The area covers the southern mountain range of the Thai Burma border and constitutes an eco-region which contains the highest diversity of both bird and animal species in the Indo-Pacific region. There are many kinds of species of wildlife including tigers, elephants, and bears.
Mon monks in Mon and Karen States negotiate with the leader of DKBA, Abbot U Thuzana, who led the Buddhist armed group, to get permission to transport logs for temple construction. Northeastern Mon State relies on timber felled within the DKBA strong hold area, says a Mon monk from Gyine community between Mon and Karen States.
The timber is usually transported from Karen State to Mon State by the Salween River and Martaban sea routes. The Buddhist armed group gives priority to Buddhist monks to build temples, sources say.
In Kyar Inn Seik Kyi township area alone, there are about 200 tons of logs felled by the Karen ceasefire group DKBA on a daily basis. The logs have been transported to inside Burma and to the border town, Three Pagodas Pass. There are about 200 furniture industries in the Three Pagodas Pass, which relies on the timber.
The logs in Dona mountain range along the Thai- Burma border and Three Pagodas Pass area are under the control of KNU and the illegal logging businessmen pay tax to the Karen armed group, says a Mon businessman, Nai Ong.
DKBA members and some of their partners involved in the illegal logging business have approached KNU, sources from the border said. Most of the big trees are under the control of the KNU.
Mon businessmen said that most of the big trees are gone and small trees are now being felled. During the summer season it is easy to transport the logs on ten wheelers compared to the rainy season when logs are transported by boat. The illegal logging businessmen pay tax to cross the checkpoints of KNU, DKBA, NMSP and SPDC.
In Tenasserim Division, the SPDC local commanders, Mon and Karen ceasefire groups and some companies are involved in the illegal logging business. Most of the money goes to financing their weapons and supplies purchase in which the timber in the deep forest of Ye Byu Township is being plundered.
Most of timber from the area is transported to central Burma and the border town of Kaw Thaung, opposite Ranong where it is dumped and then sent across the border into Thailand, says a Mon business man.
The SPDC’s crony firms implemented the mono cropping of oil palm trees in 1998 as part of a project scheduled to be finished by 2008. 20 companies such as Htoo, Asia Group, Shwe Than Lwin, Tayzakabar, and Kanbawza share 600,000 acres of land in the Division, a SPDC former township manager from Klein Aung of Ye Byu township, Tenasserim Division said.
The forest in the area was cut and burned down to make way for mono crops. At the moment, only 160,000 acres of land is being used and another 340,000 acres of land will be set aside for future agribusiness deals among the group.

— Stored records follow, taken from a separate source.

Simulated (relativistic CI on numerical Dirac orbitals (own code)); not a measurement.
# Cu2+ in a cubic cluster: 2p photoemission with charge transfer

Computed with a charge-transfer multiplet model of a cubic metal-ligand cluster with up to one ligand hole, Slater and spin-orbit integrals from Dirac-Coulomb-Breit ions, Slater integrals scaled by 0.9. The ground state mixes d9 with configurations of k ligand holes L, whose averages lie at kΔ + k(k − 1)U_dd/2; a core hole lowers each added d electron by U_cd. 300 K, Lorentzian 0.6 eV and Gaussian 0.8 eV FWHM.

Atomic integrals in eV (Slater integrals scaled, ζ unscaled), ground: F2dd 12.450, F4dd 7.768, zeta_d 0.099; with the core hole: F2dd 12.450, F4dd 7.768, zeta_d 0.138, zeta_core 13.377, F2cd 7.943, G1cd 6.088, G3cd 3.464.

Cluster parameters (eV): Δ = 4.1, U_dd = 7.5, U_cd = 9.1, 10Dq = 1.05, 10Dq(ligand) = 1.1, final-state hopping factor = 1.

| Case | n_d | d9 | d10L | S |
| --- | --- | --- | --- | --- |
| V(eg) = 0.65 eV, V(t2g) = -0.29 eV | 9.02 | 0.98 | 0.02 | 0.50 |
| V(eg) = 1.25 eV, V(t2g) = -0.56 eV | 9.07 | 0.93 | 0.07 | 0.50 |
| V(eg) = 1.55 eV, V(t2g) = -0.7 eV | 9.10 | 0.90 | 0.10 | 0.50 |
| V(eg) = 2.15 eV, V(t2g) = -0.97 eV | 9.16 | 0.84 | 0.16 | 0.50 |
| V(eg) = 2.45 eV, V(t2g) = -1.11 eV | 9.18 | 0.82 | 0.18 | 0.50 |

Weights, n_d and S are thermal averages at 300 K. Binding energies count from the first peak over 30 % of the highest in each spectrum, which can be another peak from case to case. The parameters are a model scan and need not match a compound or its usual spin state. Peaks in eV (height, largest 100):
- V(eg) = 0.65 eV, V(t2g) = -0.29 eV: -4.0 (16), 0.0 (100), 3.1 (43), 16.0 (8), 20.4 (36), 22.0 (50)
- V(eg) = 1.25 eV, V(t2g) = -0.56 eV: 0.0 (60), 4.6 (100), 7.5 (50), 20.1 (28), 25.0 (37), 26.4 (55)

In the eastern part of Ye Byu Township, Tenasserim alone, there are over 36 sawmills and over 1500 families working in the illegal logging industry. They earn 1500 to 2000 Kyats daily. They are ethnic Mon, Karen, Tavoyan and Burman.
To transport timber from the deep forest to the sawmills in the area, trucks, elephants, oxen, buffalo and human labor are used. Some young people under 18 work under dangerous conditions to make a living. Mr. Nai Nay Zaw Aung aged 16, lost his leg due to a rafting accident when transporting the logs.
Many say that deforestation in Tenasserim Division resulted in the water crisis last year, in which the local people in Ye Byu Township had to dig into a stream to get drinking water. “Last summer, we have to dig into the stream to get water that was the first time we had a water crisis. We have traditionally relied on mountain stream water to fulfill our basic needs,” Nai Buu said.
The current price of one ton of timber in Mon State is around four to five hundred thousand Kyats, sources from central Mon State say. However, the price at the border town, Three Pagodas Pass, is 4,800 and 5,000 Baht. one Baht is 27 Kyats in exchange rate recently.
In Pegu Division, the timber from the Pegu mountain range is transported to Mon State at roughly 200 tons daily. The northern part of Mon State, such as Kyaik Hto (Kyaik Htaw), Paung and Bee-lin township use timber from the area, Mr. Nai Rot, a young Mon community worker from Paung Township says.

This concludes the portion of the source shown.